ETL Testing Guide
The following chapters provide a comprehensive overview of ETL testing! Here, you will learn about the
basics, various types, proven methods for conducting ETL tests, and the benefits of automated testing. To
successfully perform ETL tests, you should know the areas of databases, data modeling, and SQL. However, a
basic understanding of programming languages is also helpful.
What is ETL testing?
ETL testing is integral to business intelligence (BI) and data warehouse systems. ETL stands for Extract,
Transform, and Load, referring to the three steps performed during data integration. These steps include
extracting data from various sources, transforming it into a standard format, and loading it into the target
system. ETL testing ensures that all data is processed completely and correctly, and that the target system
delivers the right results. This includes tests for data quality, data integrity, and performance.
To perform successful ETL testing, it requires knowledge of data sources and the ETL process, as well as a
comprehensive testing strategy that covers all aspects. SQL queries and automated testing tools are often
used to quickly and effectively identify errors.

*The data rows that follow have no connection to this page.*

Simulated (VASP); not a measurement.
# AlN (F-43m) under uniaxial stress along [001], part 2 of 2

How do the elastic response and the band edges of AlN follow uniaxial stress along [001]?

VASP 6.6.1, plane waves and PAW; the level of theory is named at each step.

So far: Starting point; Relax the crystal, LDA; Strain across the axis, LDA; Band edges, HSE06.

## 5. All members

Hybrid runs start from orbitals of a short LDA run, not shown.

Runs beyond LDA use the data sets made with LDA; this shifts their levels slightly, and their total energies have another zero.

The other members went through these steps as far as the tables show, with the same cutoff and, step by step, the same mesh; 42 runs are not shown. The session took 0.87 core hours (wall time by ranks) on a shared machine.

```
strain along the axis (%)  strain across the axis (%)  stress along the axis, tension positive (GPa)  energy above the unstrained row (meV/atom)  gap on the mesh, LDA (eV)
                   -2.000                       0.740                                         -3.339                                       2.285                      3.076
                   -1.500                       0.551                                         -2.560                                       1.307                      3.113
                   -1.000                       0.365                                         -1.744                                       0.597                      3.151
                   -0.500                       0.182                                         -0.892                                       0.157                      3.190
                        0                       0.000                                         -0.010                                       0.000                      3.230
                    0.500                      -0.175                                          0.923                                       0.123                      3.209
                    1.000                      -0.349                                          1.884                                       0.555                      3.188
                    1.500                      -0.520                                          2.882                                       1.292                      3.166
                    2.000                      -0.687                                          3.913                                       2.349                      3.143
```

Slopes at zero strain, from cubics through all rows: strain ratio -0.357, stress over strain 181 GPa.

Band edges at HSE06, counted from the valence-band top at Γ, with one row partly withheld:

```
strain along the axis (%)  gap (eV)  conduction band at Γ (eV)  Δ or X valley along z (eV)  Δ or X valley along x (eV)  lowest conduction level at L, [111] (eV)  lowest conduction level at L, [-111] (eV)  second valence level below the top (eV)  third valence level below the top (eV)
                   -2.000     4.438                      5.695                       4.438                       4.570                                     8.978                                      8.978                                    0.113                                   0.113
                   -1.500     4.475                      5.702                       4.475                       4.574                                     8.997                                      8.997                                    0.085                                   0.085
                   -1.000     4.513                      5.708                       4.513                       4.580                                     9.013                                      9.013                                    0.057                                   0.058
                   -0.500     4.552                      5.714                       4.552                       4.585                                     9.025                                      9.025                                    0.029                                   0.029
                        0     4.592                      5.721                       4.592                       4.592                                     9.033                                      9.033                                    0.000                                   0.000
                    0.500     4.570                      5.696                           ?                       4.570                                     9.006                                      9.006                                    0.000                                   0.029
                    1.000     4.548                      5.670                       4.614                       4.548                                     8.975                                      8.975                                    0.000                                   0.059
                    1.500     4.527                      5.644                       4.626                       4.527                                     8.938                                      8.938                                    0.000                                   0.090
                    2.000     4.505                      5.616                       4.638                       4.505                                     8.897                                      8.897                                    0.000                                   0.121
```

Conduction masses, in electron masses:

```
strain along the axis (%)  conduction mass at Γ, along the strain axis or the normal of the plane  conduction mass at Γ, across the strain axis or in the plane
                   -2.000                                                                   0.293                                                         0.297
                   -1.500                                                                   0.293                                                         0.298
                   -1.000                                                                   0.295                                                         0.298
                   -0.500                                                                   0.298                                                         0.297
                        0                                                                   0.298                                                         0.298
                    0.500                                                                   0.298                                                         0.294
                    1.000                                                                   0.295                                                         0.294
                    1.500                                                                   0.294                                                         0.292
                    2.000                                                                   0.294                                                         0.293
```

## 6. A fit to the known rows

Why is ETL testing important?
A faulty ETL process can severely damage a company, leading to inaccurate or missing data. Incorrect
aggregation and misleading reports can influence critical business decisions, cause financial losses, and
have legal consequences. But the most significant risk is the loss of trust from customers and partners who
base their decisions on this erroneous data.
A faulty ETL process can also lead to a loss of time and incomplete or delayed reports and analyses. That's
why ETL testing is integral to BI and data warehouse systems. A careful testing strategy and monitoring of
the ETL process lead to higher data quality and better business decisions, resulting in a more successful
company.
A few definitions of terms
Error: Have you ever wondered what happens when a system or product doesn't work as it
should? That's an error! This can happen due to unclear requirements, incorrect implementation, or
unforeseen problems.
Fault state vs. Fault effect: In a fault state, a system or product is
affected by an error that impairs its functionality. But what happens exactly? The fault effect describes
the consequences of an error on the system or product and its environment. The impact can vary depending on
the location and type of error. Some errors can cause only minor restrictions, while others are so severe
that the system or product becomes unusable.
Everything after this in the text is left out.